MILAN (Reuters) – Delta Air Lines (DAL.N) could pull out of a consortium looking to rescue Italy’s Alitalia as it is unwilling to enter a possible bidding war with Lufthansa (LHAG.DE), newspaper Il Corriere della Sera reported on Sunday, citing two sources.

FILE PHOTO: Passengers check in at a counter of Delta Air Lines in Mexico City, Mexico, August 8, 2016. REUTERS/Ginnette Riquelme/File Photo

Delta is expected to say it will not raise its offer to invest about 100 million euros ($112 million) in Alitalia in a letter to be sent in the middle of this week to its consortium partners, Italy’s state railways firm Ferrovie and infrastructure group Atlantia (ATL.MI), Il Corriere reported.

It said the rough investment figure could go as high as 120 million euros.

But Germany’s Lufthansa might invest about 150 million euros, Il Corriere said.

Lufthansa is seeking up to 6,000 job cuts, however, versus 2,500 envisaged by a plan drafted by the Delta consortium, the newspaper reported.

A source said last week Lufthansa was ready to invest up to 200 million euros in Alitalia which is running out of cash and scrambling to find new funds.

Italy’s industry ministry has extended to Nov. 21 a deadline for binding bids after an Oct. 15 deadline passed without an agreement among potential rescuers.

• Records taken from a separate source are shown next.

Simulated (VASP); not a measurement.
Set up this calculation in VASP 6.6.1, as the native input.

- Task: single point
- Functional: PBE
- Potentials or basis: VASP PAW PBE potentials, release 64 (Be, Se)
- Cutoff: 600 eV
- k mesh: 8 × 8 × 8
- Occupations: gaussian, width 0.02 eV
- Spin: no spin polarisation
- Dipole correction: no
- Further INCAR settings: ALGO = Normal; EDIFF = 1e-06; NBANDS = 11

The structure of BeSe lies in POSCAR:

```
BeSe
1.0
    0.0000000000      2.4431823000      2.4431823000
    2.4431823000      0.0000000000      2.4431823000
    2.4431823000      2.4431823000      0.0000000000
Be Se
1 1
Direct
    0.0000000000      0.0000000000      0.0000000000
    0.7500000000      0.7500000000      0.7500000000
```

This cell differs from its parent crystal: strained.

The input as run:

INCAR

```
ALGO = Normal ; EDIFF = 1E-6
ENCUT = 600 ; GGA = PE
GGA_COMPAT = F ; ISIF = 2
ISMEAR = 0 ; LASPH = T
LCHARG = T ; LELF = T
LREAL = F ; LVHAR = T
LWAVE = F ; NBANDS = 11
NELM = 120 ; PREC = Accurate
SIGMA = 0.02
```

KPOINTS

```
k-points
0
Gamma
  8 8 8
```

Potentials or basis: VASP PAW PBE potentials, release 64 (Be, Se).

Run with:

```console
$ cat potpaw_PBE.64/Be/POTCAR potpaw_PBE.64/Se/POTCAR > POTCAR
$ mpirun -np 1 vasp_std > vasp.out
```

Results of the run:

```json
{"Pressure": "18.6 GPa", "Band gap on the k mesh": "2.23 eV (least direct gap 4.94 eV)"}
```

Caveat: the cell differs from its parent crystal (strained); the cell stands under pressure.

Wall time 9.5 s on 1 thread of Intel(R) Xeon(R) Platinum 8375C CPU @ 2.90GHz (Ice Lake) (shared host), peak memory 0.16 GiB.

Alitalia’s temporary administrators said last month that the company’s liquidity amounted to 310 million euros at the end of September.

But that figure was inflated by advanced payments on pre-paid tickets, Sunday’s Il Sole 24Ore newspaper reported, citing unidentified sources.

The report added that adjusted for future costs, the cash amounted to just 160 million euros, and that it would run out in December.